7:22I actually went to a Tibetan Buddhist monk who's a hermit. He sees nobody day after day after day after day. He sees people maybe two times a year, and he granted me an interview, which was an unbelievable honor. He lives up in a little house in the Himalayan foothills way outside Dharamsala, where the Dalai Lama is located. And it's just kind of him and monkeys. And he gets up at, you know, the crack of dawn and makes himself a little bit of breakfast. Then he meditates a lot, and he reads Holy Scripture and goes to bed and walks around, get a little bit of exercise. And this goes on for month after month after month.

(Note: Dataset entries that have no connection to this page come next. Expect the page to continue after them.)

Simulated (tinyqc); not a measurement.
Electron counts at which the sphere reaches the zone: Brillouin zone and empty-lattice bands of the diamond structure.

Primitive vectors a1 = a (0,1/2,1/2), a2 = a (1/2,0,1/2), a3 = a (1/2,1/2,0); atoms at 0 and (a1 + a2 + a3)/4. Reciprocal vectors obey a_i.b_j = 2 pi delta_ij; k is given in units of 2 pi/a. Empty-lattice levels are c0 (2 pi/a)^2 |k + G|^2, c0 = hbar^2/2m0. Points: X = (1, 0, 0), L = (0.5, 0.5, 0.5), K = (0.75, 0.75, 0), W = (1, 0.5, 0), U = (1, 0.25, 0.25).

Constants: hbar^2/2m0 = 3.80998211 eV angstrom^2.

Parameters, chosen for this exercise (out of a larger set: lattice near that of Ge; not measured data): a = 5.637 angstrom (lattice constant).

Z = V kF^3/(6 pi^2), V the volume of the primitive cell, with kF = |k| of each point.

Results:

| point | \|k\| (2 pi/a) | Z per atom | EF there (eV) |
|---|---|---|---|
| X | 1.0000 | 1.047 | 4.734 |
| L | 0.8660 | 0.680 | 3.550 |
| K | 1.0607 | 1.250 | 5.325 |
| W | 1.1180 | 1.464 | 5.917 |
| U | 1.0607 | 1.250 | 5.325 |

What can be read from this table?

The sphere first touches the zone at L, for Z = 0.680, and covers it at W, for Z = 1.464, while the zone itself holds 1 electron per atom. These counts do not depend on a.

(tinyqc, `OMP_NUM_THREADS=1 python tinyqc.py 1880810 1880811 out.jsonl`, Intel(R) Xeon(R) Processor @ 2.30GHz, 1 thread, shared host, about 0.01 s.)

7:53And I said, how long have you been doing this? He said, 27 years. I said, don't you get lonely? He said, no, it's just pure bliss. Well, I'm sure it's true, but that's not typical. That's, I mean, your results may vary, but they probably won't. For the vast majority of people, it's impossible to be happy without friends. There's decades of research that actually shows this. I'll put, as always, all of the references to the academic literature into the show notes if you want to go look it up. There's a very interesting paper from the Journal of Happiness Studies from 2011, titled appropriately,

8:25I Matter to My Friend, Therefore I Am Happy, Friendship Mattering and Happiness. That really shows this, that people who don't have friends just are way, way, way less happy. They're lonely. They want to have friends, too. The second big point that I want to make that's based on the same research body is that friendships, I mean, how much happier? Friendships account for 60% of the difference in happiness between individuals. So the variance in happiness in individuals, we measure that variance using regression analysis. And friendship on the right-hand side of these regression models soaks up 60% of the variance in happiness between individuals.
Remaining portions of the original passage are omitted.